Gavriel Savit Author Essay
The Power of Storytelling
I’m ashamed to say that in my early adulthood, I sort of forgot how to read. Not literally, of course— I am, after all, a writer. I’m usually drowning in research and nonfiction. What I mean is that I forgot how to read like a kid— how to get lost in a tale.
I can cite any number of excuses, and most of them are true: it’s hard to concentrate on your own nascent story when you’re swimming in one that’s already finished; there’s always more work to be done; smartphones are dark sorcery that feast on your time and attention.
But there’s always a valid reason not to. The trick is in finding the reason to do it anyway.
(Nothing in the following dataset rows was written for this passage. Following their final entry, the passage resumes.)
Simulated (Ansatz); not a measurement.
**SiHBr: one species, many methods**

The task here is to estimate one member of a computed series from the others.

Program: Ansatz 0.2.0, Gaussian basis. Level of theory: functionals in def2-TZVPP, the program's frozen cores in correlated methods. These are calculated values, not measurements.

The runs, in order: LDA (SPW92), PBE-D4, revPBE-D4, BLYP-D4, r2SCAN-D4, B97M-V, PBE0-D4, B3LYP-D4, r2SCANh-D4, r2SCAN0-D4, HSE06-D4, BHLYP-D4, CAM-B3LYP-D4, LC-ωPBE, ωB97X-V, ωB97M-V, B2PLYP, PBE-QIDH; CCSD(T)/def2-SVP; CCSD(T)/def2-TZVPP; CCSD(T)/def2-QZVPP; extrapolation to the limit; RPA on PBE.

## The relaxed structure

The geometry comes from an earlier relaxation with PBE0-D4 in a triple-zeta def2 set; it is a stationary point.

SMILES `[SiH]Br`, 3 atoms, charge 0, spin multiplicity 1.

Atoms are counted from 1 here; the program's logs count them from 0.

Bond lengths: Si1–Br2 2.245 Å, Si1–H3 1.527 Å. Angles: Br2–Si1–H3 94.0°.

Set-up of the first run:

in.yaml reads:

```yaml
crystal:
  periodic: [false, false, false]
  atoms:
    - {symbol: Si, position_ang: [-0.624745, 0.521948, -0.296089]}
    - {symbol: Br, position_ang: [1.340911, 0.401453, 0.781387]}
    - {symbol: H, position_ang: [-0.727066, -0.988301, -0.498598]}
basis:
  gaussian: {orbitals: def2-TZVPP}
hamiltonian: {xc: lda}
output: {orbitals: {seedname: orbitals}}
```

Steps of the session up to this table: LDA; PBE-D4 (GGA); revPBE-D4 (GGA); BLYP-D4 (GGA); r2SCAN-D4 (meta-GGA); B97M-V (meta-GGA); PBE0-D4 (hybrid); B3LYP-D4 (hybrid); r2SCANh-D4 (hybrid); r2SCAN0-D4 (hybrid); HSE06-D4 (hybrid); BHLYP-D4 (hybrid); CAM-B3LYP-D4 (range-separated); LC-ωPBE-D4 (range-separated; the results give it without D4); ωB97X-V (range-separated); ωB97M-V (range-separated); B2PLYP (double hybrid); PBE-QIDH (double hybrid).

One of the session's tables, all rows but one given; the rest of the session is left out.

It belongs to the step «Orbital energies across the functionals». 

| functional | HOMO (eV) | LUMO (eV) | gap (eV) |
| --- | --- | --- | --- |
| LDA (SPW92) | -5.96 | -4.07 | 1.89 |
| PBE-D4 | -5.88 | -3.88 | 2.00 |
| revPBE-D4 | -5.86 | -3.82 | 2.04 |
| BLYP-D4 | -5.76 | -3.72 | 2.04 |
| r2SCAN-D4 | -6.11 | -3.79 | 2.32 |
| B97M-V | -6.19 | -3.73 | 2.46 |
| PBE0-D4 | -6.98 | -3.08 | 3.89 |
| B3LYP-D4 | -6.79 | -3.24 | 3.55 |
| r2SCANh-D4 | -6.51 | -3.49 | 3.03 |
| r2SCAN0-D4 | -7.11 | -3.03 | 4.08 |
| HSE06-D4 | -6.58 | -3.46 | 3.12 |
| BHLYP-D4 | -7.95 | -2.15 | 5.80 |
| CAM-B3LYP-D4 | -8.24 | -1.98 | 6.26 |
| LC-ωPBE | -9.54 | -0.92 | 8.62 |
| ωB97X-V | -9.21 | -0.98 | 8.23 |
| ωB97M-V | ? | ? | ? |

And— fortunately or unfortunately— I’m finding plenty of reasons here in October 2020. When I’m not working or looking after my kids, I tend to default to the newsfeed. Whatever your perspective on the world, I think we can all agree that things aren’t looking their best: rising case counts, skyrocketing unemployment, election anxiety. My back starts to spasm, my shoulders ratchet up toward my ears. My mind rolls along faster and faster, matching the speed of my doomscrolling. It just makes things worse, and I keep going and going.
The only reliable remedy I’ve found for this is fiction, and scientific research seems to back me up: studies have shown that reading novels increases brain function and relieves anxiety.
This has certainly been my experience. It’s almost meditative: you relax your body, slow the pace of your racing mind to match the lollop of a long sentence. You seem to move away from your own body, and when the process is well underway, you slip into a kind of double consciousness: you may hear the music on the radio, smell the cooking in the kitchen, but you’re just as much walking the halls of the Pentagon, or Pemberley, or Cair Paravel.
The first book I returned to when I determined to recover my childlike reading practice was Peter S. Beagle’s The Last Unicorn, and it worked perfectly. It’s slim and enchanting, a quick and inviting read peppered with impossible metaphors like “her voice left a flavor of honey and gunpowder on the air” that leave just enough of a bump in the road of double consciousness to make you aware of what’s going on.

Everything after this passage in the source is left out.